Double evaluation within macro: a case of sizeof() to determine array's size passed as compound literal

C99 makes it possible to define arrays basically anywhere, as compound literals.

For example, given a trivial function sumf() that accepts an array of float as input, we would expect the prototype to be : float sumf(const float* arrayf, size_t size);

This can then be used like that : float total = sumf( (const float[]){ f1, f2, f3 }, 3 );

It's convenient because there is no need to declare a variable beforehand. The syntax is slightly ugly, but this could be hidden behind a macro.

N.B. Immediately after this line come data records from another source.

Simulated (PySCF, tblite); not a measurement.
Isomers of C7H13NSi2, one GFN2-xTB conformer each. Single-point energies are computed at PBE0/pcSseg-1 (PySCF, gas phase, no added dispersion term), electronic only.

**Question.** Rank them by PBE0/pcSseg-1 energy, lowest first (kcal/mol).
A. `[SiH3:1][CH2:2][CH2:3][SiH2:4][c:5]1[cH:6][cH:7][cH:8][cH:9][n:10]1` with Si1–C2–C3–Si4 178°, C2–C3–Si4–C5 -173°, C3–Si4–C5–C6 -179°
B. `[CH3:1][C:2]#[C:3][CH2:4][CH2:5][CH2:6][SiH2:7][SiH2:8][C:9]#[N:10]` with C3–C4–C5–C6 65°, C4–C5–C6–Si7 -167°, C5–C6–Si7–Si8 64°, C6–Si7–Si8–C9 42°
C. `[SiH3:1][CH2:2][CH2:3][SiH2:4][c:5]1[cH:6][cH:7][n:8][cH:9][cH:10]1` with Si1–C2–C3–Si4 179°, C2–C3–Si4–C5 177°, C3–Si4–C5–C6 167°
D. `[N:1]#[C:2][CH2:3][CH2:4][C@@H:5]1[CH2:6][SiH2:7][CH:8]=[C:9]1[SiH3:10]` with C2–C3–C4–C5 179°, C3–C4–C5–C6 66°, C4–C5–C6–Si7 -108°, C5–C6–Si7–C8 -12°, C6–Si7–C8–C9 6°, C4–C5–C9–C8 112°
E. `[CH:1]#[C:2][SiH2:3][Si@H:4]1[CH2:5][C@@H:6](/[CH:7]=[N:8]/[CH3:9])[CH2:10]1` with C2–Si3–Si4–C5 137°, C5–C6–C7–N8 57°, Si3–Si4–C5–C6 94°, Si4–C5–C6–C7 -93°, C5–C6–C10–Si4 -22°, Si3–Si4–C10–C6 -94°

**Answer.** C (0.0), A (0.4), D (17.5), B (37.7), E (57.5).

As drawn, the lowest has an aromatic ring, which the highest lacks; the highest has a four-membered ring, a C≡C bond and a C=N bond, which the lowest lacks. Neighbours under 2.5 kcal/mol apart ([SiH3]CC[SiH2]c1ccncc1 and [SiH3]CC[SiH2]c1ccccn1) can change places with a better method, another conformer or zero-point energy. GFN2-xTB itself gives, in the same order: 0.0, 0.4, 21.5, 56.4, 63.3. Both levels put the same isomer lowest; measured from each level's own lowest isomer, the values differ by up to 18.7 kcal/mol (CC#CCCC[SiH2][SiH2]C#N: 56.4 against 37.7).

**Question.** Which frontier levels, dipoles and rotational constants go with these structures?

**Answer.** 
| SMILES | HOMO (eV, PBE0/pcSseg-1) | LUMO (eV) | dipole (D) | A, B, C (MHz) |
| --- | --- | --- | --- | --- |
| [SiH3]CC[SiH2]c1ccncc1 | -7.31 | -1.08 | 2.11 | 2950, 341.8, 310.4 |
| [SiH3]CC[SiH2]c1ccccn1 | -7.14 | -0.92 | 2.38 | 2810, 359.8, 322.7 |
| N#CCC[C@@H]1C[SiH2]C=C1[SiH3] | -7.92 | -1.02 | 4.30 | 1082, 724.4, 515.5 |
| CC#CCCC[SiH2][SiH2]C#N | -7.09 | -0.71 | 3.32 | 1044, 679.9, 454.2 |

However, note the final 3. This is the size of the array. It is required so that sumf() knows where to stop. But as code ages and get refactored, it's also an easy source of errors, because now this second argument must be kept in sync with the first parameter definition. For example, adding f4 requires to update this value to 4, otherwise the function returns a wrong calculation (and there is no warning notifying this issue).

So it would be better to keep both in sync.

If it was an array which was declared through a variable, it would be easy. We could have a macro, that simplifies the expression like this : float total = sumf( ARRAY(array_f) ); with just #define ARRAY(a) (a) , sizeof(a) / sizeof(*(a)). But then, array_f must be defined before calling the function, so it's not longer a compound literal.

Since it's a compound literal, it has no name, so it can't be referenced. Hence I could not find any better way than to repeat the compound literal in both parameters.

#define LIST_F(...)  (const float*)( __VA_ARGS__) , sizeof((const float*)( __VA_ARGS__)) / sizeof(float)
float total = sumf ( LIST_F( f1, f2, f3 ) );

and this would work. Adding an f4 into the list would automatically update the size argument to correct size.

However, this all works fine as long as all members are variables. But what about cases where it's a function ? Would the function be invoked twice ? Say for example : float total = sumf ( LIST_F( v1, f2() ) );, will f2() be invoked twice? This is unclear to me as f2() is mentioned within sizeof(), so it could, in theory, know the return type size without actually invoking f2(). But I'm unsure what the standard says about that. Is there a guarantee ? Is it implementation dependent ?

will f2() be invoked twice?

No, sizeof is not evaluated (unless it's a variable length array, but it's not).

what the standard says about that. Is there a guarantee ?

From C11 6.5.3.4p2:

The sizeof operator yields the size (in bytes) of its operand, [...] If the type of the operand is a variable length array type, the operand is evaluated; otherwise, the operand is not evaluated and the result is an integer constant.

Is it implementation dependent ?

No, it should be always fine.

Note that your other macro uses (const float*)(__VA_ARGS__), that will not work - the syntax is (float[]){ stuff }. Anyway, I would just do one macro, why two, too much typing. Just:

#define SUMF_ARRAY(...)  \
     sumf( \
        (const float[]){__VA_ARGS__}, \
        sizeof((const float[]){__VA_ARGS__}) / sizeof(float))
float total = SUMF_ARRAY(f1(), f2(), f3());